On welcoming 2020....

1/1/2020

9 Comments

 

Dear friends in the Dharma, dear Sangha!

As we welcome the beginning of a new decade, we all here at Furnace Mountain Zen Center want to thank you for our connection in 2019 - for your support with all the various repair and maintenance projects at the center, for your help with the permaculture garden, for your donations without which we could not continue - for coming to Furnace Mountain Zen Center to sit retreat, and most of all for your ongoing practice, on and off the cushion, wherever you live!

May we find strength in our shared practice and may our efforts ripple out into the world as wise and compassionate action.

​May we all get a chance to practice together again, in this new decade on our beautiful and suffering planet.

Gratitude and love to all of you,

Muhanshim,
and the resident Furnace Mountain Zen Center community
 
Please read below Zen Master Dae Gak´s New Year message...
Picture
credit: Shaun Holloway on Unsplash

​Share your Squash - End of year message from Zen Master Dae Gak, December 2019

In the great way of going beyond, no endeavor is complete
 without being one with myriad things. 
This is ocean mudra samadhi. 


- Dōgen Zenji

There was an amazing urgency in the early days of practicing Zen. 
We were on fire, and nothing mattered but the Dharma.


There was this sense or belief in practice, of uncompromising whole-heartedness, the belief that one will live forever if one really gives up one’s opinion, situation, and condition; that if one really dies to each moment, the reward is beyond time and space. 

In the beginning of spiritual practice, we hope and believe that something magical will happen, something that will forever save us from suffering, and those initial beliefs are the practice energy we rely on later. 

Last night I watched the first episode of the “History of Vietnam”. 
A war I was to be sent to but avoided by the skin of my teeth.  The young man I was standing next to during the draft induction did go to Vietnam and was killed minutes after landing. He was my childhood friend who I continue to mourn today.  

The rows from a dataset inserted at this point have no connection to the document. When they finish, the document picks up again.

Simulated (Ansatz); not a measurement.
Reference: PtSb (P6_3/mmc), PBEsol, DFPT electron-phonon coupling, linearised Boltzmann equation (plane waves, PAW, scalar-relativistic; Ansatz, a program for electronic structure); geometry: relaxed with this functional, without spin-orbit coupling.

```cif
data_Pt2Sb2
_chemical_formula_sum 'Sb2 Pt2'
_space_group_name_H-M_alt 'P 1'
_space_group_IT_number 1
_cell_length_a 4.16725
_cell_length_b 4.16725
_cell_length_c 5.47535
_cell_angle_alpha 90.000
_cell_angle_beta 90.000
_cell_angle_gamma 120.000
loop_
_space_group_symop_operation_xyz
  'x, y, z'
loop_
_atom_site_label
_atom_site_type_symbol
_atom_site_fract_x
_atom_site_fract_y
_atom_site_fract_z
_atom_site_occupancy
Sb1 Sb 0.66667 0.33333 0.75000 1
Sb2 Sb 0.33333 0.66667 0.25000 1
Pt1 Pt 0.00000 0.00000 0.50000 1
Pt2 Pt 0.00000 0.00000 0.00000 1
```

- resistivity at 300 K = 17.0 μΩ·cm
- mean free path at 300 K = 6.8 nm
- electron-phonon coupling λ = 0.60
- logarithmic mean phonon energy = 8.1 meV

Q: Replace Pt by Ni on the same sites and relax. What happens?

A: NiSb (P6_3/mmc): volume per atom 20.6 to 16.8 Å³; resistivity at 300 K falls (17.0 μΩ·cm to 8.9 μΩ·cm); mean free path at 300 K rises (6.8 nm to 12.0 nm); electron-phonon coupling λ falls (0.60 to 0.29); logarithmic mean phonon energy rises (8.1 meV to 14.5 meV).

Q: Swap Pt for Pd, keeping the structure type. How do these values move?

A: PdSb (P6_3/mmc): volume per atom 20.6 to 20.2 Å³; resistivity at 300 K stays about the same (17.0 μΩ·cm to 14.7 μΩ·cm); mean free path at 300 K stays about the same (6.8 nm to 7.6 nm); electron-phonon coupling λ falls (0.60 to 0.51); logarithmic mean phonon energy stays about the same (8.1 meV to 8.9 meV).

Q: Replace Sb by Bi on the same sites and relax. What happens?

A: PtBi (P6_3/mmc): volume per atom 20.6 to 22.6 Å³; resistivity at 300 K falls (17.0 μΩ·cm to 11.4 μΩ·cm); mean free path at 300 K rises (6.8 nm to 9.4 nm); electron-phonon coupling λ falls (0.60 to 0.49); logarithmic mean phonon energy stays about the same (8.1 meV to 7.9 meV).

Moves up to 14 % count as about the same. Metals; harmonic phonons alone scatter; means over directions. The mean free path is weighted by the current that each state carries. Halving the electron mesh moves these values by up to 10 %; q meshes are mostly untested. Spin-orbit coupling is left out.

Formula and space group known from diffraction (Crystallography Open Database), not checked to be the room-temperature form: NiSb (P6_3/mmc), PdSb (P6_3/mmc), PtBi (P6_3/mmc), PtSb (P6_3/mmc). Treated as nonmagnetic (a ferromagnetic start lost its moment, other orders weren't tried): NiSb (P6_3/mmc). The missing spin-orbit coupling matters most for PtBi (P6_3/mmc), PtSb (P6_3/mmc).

Watching the teenagers drafted and sent to Vietnam crawl in the mud and administer to their dead and wounded comrades sent chills up my spine and tears to my eyes.  I tried to imagine myself holding a gun and killing someone with it and it was unimaginable, yet many of my friends and peers were forced to do just that. 

In a flash and at the behest of people continents away, lives got shattered and families destroyed - all because of war and human greed, hatred and ignorance. When the US got involved in Vietnam, Napalm was used to denude the jungles, with untold consequence on innocent lives and the delicate ecosystem.  

Villages and villagers destroyed by attacks. Mothers and children, young and old, killed! How could this have come about? 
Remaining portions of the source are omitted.